Immigrants framed as a problem rather than a solution
It’s a sign of these troubled economic times that slightly worse than expected unemployment figures out this week were greeted with a collective shoulder shrug, rather than a dollop of despair.
Economists widely expected the Stats NZ’s Household Labour Force Survey (HLFS) to show a further drop in the unemployment rate.
Given that it was already the lowest in the March and December quarters since the 1970s, at 3.2%, bank economists’ projections of a further fall to between 2.8% and 3.1% seemed fanciful.
To be fair, all warned that forecasting was ‘‘tricky’’ right now.
And so it proved when the actual HLFS figure came in at 3.3%.
But the other side of the unemployment equation – the labour market – was a case of there’s-good-news-and-there’s-badnews. Good, because salaries and wages, measured through Stats NZ’s labour cost index, rose 3.4% in the year to the end of June, up from 3% in the year to the end of March.
Average ordinary-time hourly earnings, as measured in Stats NZ’s quarterly employment survey, rose at an annual rate of 6.4% in the June quarter.
When it came to the private sector, annual wage inflation was up to 5.2% in the June quarter.
That means more money in more pockets, and that’s a good thing, right?
Well, not when the increase in salaries and wages is still below the country’s annual 7.3% inflation rate and the 7.4% overall cost of living increase.
What’s more, the stretched labour market is driving inflation and threatens to entrench it, which is bad news for governor Adrian Orr and the Reserve Bank.
This is probably the best time in a generation to be applying for a job as bosses fight against each other to offer more and more tantalising money and conditions to workers across the board.
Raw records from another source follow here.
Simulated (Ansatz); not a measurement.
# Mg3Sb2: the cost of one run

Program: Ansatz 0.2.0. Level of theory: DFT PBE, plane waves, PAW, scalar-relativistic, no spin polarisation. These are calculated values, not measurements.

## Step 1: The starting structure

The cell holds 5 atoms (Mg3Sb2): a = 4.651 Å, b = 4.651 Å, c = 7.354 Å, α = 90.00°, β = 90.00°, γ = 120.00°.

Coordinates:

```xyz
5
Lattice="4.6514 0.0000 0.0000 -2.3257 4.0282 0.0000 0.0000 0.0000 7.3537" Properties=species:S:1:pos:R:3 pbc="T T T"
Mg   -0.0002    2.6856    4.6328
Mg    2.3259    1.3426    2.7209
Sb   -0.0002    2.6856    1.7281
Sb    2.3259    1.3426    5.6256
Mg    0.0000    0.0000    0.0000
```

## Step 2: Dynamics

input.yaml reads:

But it’s bad news if you’re an employer.
Arecent NZIER business confidence survey reported a record 67% of businesses had difficulty getting unskilled staff, with a larger share struggling to get skilled staff.
It also means that Orr will have to keep squeezing the economy with higher interest rates to keep fighting those inflationary fires.
Despite rising wages, there’s another factor shrinking working numbers: the grass-is-alwaysgreener allure of life in another country. Almost 11,000 more people left the country in the year ended
May than arrived.
Government figures estimate that 50,000 New Zealanders could leave over the next year, heaping pressure on the job market. And with New Zealand’s borders now fully open, it’s tempting to leap to the conclusion that migrant workers can fill those gaps.
Think again. The Government’s answer to this confluence of events – to misquote Mark Zuckerberg – is to act slow and break things.
Since May the two immigration ministers, Kris Faafoi and Michael Wood, have been outlining their answers to the skills shortage, what they’ve termed an immigration ‘‘rebalance strategy’’ to fill job shortages.
A strategy based on Faafoi opining, when holding the portfolio, that the country needs to ‘‘stop relying’’ on workers filling low-paid jobs and focus on only highly skilled and wealthy ones.
Its new visa categories seem destined to keep migrants out, rather than welcome them in.
From the ‘‘Active Investor Plus’’ category, which removes foreigners’ ability to buy bonds and property as part of a qualifying investment, and restricts investment companies approved by New Zealand Trade & Enterprise.
To the Accredited Employer Work Visa, which has employers jumping through bureaucratic hoops to prove they need the workers, and paying up to $1980 for the privilege.
This week it was reported a construction labour hiring company had laid a complaint after an error on Immigration NZ’s website prevented it applying for a job check for some Filipino carpenters it planned to hire for three weeks. Half of the workers took jobs in Canada instead.
Exacerbating the plight of Accredited Employer Work Visa (AEWV) migrants who do come into the country is the Government’s decision that from December migrant partners won’t receive work rights but will need to apply separately under the AEWV scheme. While raising the possibility that migrant partners will work under the table, making them vulnerable to exploitation, the message is clear: we want migrants but not their families.
Because as Opposition parties have all pointed out, competition for immigrants is worldwide, not just confined to Aotearoa.
Unless you’re Labour and have drunk the immigration Kool-Aid that believes rising immigration numbers have led to all our woes, from soaring house prices to lower wages to infrastructure pressures.
Well, the migrant tap has been turned off for the past 21⁄2 years and those problems have failed to go away.
At the heart of the Government’s immigration reset lies a quiet xenophobia that has framed migrants as a problem, and not the solution they could be.
It also tells the world that, rather than being open for business, we’re still an island fortress at the bottom of the South Pacific.